When the content is right and the conviction still doesn't land
Assume you've done the work. You have a structural differentiator. You have a real conversation you can reference with something specific from it. Your two reasons are genuinely firm-specific and tied to how you work. The words are correct. You can still lose this question without knowing why. Conviction in delivery is the one dimension of a 'why our bank' answer that is not a content problem and cannot be fixed by more research or better preparation alone. The banker is not just hearing what you say — they are hearing whether you sound like someone who has genuinely decided or someone who is delivering a prepared answer about a decision they haven't fully made yet. A slight tentative quality in how you frame the second reason. A minor hedge on whether your first reason is actually important to you or whether you read it and found it useful for the interview. These are not audible to you; they are audible to people who hear dozens of versions of this answer and have learned to read the difference between concluded conviction and performed conviction. You will get a one-line ding. It will not say 'your first reason was specific but your second felt slightly researched rather than genuinely held.' It will give you no signal. You will return to the recruiting cycle next year, with the same answer, having improved the content but not the thing that the content was masking. The only way to close that gap is to hear your delivery of this answer scored by something that is looking for what the interviewer was looking for — not evaluating whether your content is correct, but whether you sounded like someone who has actually made a decision. The content of a 'why our bank' answer is research. The conviction is a conclusion you either reached or didn't. The banker can hear the difference; you cannot.
Weak vs. strong: "Why Goldman Sachs specifically?"

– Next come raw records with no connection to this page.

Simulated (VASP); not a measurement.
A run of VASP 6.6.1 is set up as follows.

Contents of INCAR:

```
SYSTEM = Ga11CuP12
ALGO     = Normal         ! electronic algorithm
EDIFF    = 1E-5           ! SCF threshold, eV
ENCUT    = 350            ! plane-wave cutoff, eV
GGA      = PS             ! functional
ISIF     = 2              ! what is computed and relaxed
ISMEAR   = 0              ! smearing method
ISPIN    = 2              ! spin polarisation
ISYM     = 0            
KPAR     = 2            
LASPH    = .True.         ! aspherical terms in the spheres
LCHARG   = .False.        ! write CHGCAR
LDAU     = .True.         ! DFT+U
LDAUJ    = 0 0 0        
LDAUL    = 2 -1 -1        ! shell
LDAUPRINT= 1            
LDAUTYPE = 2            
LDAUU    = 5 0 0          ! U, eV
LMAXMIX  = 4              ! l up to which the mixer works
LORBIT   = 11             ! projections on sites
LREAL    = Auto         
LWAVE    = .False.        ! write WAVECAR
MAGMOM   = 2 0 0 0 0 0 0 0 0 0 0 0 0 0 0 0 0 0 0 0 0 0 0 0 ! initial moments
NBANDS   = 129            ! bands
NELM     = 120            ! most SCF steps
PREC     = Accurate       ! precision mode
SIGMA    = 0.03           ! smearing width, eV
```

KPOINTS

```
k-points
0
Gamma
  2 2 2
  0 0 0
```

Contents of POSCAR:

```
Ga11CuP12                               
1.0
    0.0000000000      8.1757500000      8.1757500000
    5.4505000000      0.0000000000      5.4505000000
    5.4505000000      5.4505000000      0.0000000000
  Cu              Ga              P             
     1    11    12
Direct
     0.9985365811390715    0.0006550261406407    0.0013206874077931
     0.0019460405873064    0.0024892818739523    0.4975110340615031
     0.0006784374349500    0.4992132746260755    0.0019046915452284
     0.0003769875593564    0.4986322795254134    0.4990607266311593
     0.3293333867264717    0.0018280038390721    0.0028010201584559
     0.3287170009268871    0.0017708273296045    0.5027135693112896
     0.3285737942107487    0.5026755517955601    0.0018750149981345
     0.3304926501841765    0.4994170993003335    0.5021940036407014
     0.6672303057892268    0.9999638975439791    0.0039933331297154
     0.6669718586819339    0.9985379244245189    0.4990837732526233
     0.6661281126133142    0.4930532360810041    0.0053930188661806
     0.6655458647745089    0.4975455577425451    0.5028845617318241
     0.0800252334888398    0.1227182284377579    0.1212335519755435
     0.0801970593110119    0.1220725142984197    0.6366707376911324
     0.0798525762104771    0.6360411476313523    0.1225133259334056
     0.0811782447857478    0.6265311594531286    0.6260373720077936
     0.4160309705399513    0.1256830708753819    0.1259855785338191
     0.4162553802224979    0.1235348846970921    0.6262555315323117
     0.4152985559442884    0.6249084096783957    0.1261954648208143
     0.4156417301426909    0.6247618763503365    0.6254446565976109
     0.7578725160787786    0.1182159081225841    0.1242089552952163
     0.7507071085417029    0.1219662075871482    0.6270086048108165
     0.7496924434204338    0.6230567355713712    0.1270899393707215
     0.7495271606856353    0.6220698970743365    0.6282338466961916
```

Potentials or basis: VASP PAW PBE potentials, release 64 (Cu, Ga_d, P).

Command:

Weak answer: Goldman consistently tops the M&A league tables and I want to work at the best firm. The caliber of the deal flow, the training program, and the people here are unmatched, and I spoke with a few analysts who were really passionate about their work. Strong answer: Two reasons. Goldman's advisory model is structurally different from the universal banks — the advice is the product, not a financing attachment — and I want to understand pure deal structuring as its own discipline, not as a distribution mechanism. Second, I spoke with [analyst name] on the TMT team and what she described about deal team composition — two analysts per engagement rather than one, with meaningful role differentiation from the start — is the learning structure I actually want. Those two things aren't equally true at the other firms I'm looking at. Weak: league table tell, marketing recital, generic name drop — firm specificity scores zero. Strong: one structural differentiator (advisory vs. balance-sheet model) tied to a substantive interest, one work-style observation from a real conversation with enough specificity to prove the conversation happened. The interviewer can defend ranking this candidate as a genuine fit.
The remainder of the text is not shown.